TALK: Mélanie Bouteloup, Director of Bétonsalon, Paris.

Kayla Elderton | DECember 20, 2016

Mélanie Bouteloup. Djavad Mowafaghian World Art Center, 2016. Photo: Cassidy Miller.

SFU Galleries invited Mélanie Bouteloup, Director of Bétonsalon and Villa Vassilieff to visit Vancouver and speak publicly about the Paris centre’s expansion and direction since its inception. In Bouteloup’s October 14, 2016 talk, she was quick to distinguish that an art centre within a university, is a foreign concept throughout France, contrary to our Canadian perspective.  Bétonsalon, co-founded by Bouteloup, is part of the Université Paris Diderot (Paris 7) campus and works to “question normalized forms of production, classification and distribution of knowledge” [1]. Bouteloup noted that the centre initially challenged the university’s students and faculty, but over the years they have learned to engage and collaborate in unexpected ways. Paris 7 offers a broad range of programs, excluding contemporary arts. This cultivates a unique opportunity for Bétonsalon to work with other disciplines and ways of thinking in a contemporary art context. One example of collaboration would be their project Parties Prenantes, which was conceived by Bouteloup and Paris 7 students. This project allows professors, students, artists, neighbours and passers-by to collaborate together through methodologies such as sociology, anthropology and journalism [1]. Parties Prenantes focuses on processes of collaboration rather than on the production of objects [1].

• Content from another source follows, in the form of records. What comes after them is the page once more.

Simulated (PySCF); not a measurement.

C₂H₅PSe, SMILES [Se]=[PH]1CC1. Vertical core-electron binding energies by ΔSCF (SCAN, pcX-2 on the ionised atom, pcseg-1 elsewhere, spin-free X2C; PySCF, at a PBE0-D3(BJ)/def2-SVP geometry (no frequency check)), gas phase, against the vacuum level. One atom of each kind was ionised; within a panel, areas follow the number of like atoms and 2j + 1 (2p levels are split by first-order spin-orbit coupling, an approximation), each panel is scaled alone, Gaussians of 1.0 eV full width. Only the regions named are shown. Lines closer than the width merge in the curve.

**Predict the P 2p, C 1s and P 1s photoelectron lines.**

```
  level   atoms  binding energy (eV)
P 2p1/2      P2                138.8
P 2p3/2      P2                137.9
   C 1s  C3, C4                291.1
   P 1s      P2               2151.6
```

Most recently they have opened a new location for research and programming called Villa Vassilieff.  A site that was previously Marie Vassilieff’s studio, later turned academy. Marie Vassilieff was a Russian painter who moved to Paris in 1905 and began to practice as a student under Matisse [3]. Vassilieff was an avid part of the Montparnasse community, especially during WWI when she set up a canteen to help financially struggling artists and academics [3]. Between 1951 and 1963 Marc Vaux transformed the space into Musée du Montparnasse, which later changed to Annick Le Moine’s and then Charles Sablon’s gallery before returning to the Musée du Montparnasse from 2000 to 2013 [2]. In 2015 Bétonsalon took over the space, which is now known as Villa Vassilieff, and has a mandate to "reconnect with [its] history by inviting artists and researchers to look at past and present resources of Montparnasse from a contemporary perspective" [2]. It is also used as a “place for working and living, where to stimulate the blossoming of ideas, encounters and the sharing of knowledge" [2]. This path is made possible through the Pernod Ricard Fellowship which was created to help fund four inter­na­tional artists, cura­tors and researchers in res­i­dence every year [2].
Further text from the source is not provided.